Minerva GOLDSTEIN and Her Husband, Benjamin Goldstein, Petitioners,
v.
GREAT ATLANTIC & PACIFIC TEA COMPANY et al., Respondents.

No. 59-744.

District Court of Appeal of Florida. Third District.

March 3, 1960.

*254 Richard E. Thomas and Von Zamft & Kravitz and Sam Bloom, Miami, for petitioners.

Brown, Dean, Adams & Fischer and Dixon, DeJarnette, Bradford, Williams, McKay & Kimbrell, Miami, for respondents.

CARROLL, CHAS., Judge.

Review of a discovery order in a common law negligence action is sought by a petition for certiorari. See Seaboard Air Line R. Co. v. Timmons, Fla. 1952, 61 So. 2d 426.

A defendant took the discovery deposition of one G.D. Yanks, an investigator employed by the attorneys for plaintiffs. Yanks had taken certain photographs at the scene of the accident which were intended to be presented by the plaintiff at the trial. It was freely conceded by respondents that their purpose in taking Yanks' deposition was to inquire regarding his taking of the photographs; and also, by counsel for petitioners, that they had intended to use Yanks as a witness at the trial, with reference to the photographs if *255 his testimony should be needed incident thereto.
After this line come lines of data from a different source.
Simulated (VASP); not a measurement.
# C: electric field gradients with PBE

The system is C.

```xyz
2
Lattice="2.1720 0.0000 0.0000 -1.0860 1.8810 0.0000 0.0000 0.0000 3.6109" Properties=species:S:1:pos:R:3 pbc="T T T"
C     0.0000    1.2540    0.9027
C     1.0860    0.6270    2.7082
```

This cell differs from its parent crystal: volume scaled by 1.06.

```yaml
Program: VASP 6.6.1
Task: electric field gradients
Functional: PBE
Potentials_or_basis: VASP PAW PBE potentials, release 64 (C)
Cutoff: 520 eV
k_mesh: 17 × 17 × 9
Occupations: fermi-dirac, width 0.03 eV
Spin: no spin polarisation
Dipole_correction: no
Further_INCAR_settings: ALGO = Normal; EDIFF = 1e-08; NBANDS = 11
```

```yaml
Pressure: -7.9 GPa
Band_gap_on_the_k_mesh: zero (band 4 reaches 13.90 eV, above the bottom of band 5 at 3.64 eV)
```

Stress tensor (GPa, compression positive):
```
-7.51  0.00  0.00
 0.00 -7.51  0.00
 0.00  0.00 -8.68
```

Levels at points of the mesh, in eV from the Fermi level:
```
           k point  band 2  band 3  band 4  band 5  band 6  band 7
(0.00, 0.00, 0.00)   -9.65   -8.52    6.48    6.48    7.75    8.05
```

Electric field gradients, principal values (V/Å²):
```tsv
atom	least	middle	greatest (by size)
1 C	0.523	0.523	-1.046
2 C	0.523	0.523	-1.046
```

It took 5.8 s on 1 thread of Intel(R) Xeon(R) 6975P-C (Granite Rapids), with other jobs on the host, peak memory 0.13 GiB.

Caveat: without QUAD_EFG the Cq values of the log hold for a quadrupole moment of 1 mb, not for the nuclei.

On advice of counsel for the plaintiffs, Yanks refused to answer certain questions asked him on his deposition which were objected to as calling for revelation of work products of the plaintiffs' counsel and their employed investigator. Certain of the questions which Yanks refused to answer dealt only with the matter of the photographs and were not objectionable, but certain other questions appear to have been subject to the objection made to them by plaintiffs' counsel. Yanks was asked whether he had brought with him "all records, photographs or other documents in any way relevant to the photographing of the scene" of the accident. That was objected to as it could include documents in the form of reports and communications relating to the accident and investigation of the accident, as well as to the actual photographing of the same. Yanks was asked to produce records that he had made of the photographing, which could include reports to the plaintiffs' attorneys. Also, he was asked generally, "Have you ever received any instructions in regard to that law suit?"

On motion of the defendant to compel answers, the court entered the order under review, which directed the witness to answer all questions which he had refused to answer in his deposition, and to answer "all further proper questions relating to the captioned law suit." The order also imposed penalty costs on the plaintiffs in the amount of $26.15, as a result of the refusal of the witness to answer.

The plaintiffs raised two points, first challenging the propriety of the order requiring the witness to answer such questions, and second, contending that the court erred in imposing the costs.

Petitioners' first contention is well founded, and requires that the discovery order be quashed and remanded for modification. Petitioners' second contention with respect to the costs is without merit, because those questions which the witness refused to answer which related to his photographing of the scene of the accident were proper and should have been answered. Therefore, under rule 1.31(a) of the 1954 Florida Rules of Civil Procedure, 30 F.S.A., it was proper for the court to require payment by plaintiffs of the reasonable expense resulting.

It appears clear, without the need for elaboration, that under the established law the plaintiffs' investigator employed by and assisting plaintiffs' counsel in the investigation and preparation of the case for trial could not properly be required to reveal the communications between himself and the plaintiffs or their counsel and notes of his investigation or reports to the attorneys regarding his investigation or the results of his investigation of the case. Except in certain unusual circumstances not applicable here, communications, memoranda and reports passing between the client and his attorneys and his or their employed investigators, relating to the accident, the investigation thereof and the preparation for the trial, representing the work product of the party through his attorneys and investigators, are not available to the opposing party on discovery. Atlantic Coast Line R. Co. v. Allen, Fla. 1949, 40 So. 2d 115; Seaboard Air Line R. Co. v. Timmons, supra, Fla. 1952, 61 So. 2d 426; City of Lake Worth v. First Nat. Bank in Palm Beach, Fla. 1957, 93 So. 2d 49. Also, the portion of the order requiring the deponent to answer "all further proper questions relating to the captioned law suit," in its broad form, falls in the same category. In those respects, therefore, we hold that the order requiring answers by the deponent would require disclosure of work product, and to that extent the learned trial judge was in error.

The purpose of the deposition was to interrogate the witness in regard to his taking of photographs. The trial judge's order was not in error to the extent that it ordered the deponent to answer questions as to his taking of photographs, short of *256 requiring him to reveal communications or reports between himself and plaintiffs' attorneys as his employers relating to the circumstances of the accident or his investigation thereof.

Certiorari is granted and the cause remanded with directions to modify the said order relating to discovery, consistent with the foregoing opinion.

It is so ordered.

HORTON, C.J., and PEARSON, J., concur.